3 steps to better acting headshots & portraits
09 August 2015
Marian Chaplin is an up and coming actress and she contacted me because she needed some new headshots and environmental portraits for her profile. I thought this would be a good way to show you how I go about taking headshots, from planning to posing and connection with my subject.
Marian requested some studio headshots with a simple background first, followed by some casual environmental portraits outdoors.
The aim with acting profile photos is to showcase versatility and range of expressions, but it’s important to also stay as natural as possible – it’s a balance we need to get right so that casting directors can judge the actor’s versatility and their potential as a ‘blank canvas’, too.
Hair and makeup was kept casual, to ensure Marian’s natural look is apparent in the images. We shot one look with her hair down, and another with her hair in a simple ponytail for versatility, since she looks a little older with her hair up allowing her to apply for more varied roles with the images. We also took some shots with her hair in a simple braid at the end of the session for something different.
I asked Marian to arrive with light makeup applied, just like she would wear it any other day. However, if you aren’t confident doing your own makeup then it’s best to get it done professionally, or not do it at all, before your headshot session.
Getting the right expression is key with headshots and portraits in general, but for acting it’s extra important because of how many people will apply for a role. We want to make our subject stand out as much as possible; the images need to ooze personality and establish a connection with the viewer. This doesn’t always come naturally to all actors, and coaxing it out of them can be done in many ways; most photographers will develop their own preferences over time.

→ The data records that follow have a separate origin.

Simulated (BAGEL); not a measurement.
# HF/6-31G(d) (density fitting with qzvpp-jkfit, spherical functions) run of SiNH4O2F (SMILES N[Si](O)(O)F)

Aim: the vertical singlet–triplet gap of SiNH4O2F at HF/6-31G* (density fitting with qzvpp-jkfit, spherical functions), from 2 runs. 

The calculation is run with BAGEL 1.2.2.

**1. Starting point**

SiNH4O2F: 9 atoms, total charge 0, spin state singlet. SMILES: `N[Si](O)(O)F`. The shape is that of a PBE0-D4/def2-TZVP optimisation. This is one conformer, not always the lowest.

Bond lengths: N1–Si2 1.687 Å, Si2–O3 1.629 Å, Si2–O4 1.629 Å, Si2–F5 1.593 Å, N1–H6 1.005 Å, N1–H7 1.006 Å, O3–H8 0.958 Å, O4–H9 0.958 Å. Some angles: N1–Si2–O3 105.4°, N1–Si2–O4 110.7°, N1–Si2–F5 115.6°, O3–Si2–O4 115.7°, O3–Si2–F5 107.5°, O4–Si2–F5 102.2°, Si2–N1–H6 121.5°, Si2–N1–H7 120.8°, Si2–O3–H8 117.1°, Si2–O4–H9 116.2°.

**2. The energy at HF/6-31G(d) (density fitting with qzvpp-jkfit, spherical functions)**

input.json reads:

The three most expressive areas of your face are your eyebrows, eyes and mouth, so sometimes I will coach you on how to physically arrange your face with these in mind (there are techniques for this). Other times I will engage my subject in conversation, and snap photos when they don’t expect it; tell them a story; or role-play and ask them to actually ‘act’ something out to break away from the idea that they’re ‘modeling’ for me. It’s all about getting someone to relax in front of the camera and getting that tension to disappear from their face.
Finally, the crop is something to consider. I like to crop into hairlines at the top – it allows the eyes to come further up in the frame, without the top half of the space being taken up by hair. I do this because I like to focus in on faces, especially eyes; the closer the crop the more intense the connection.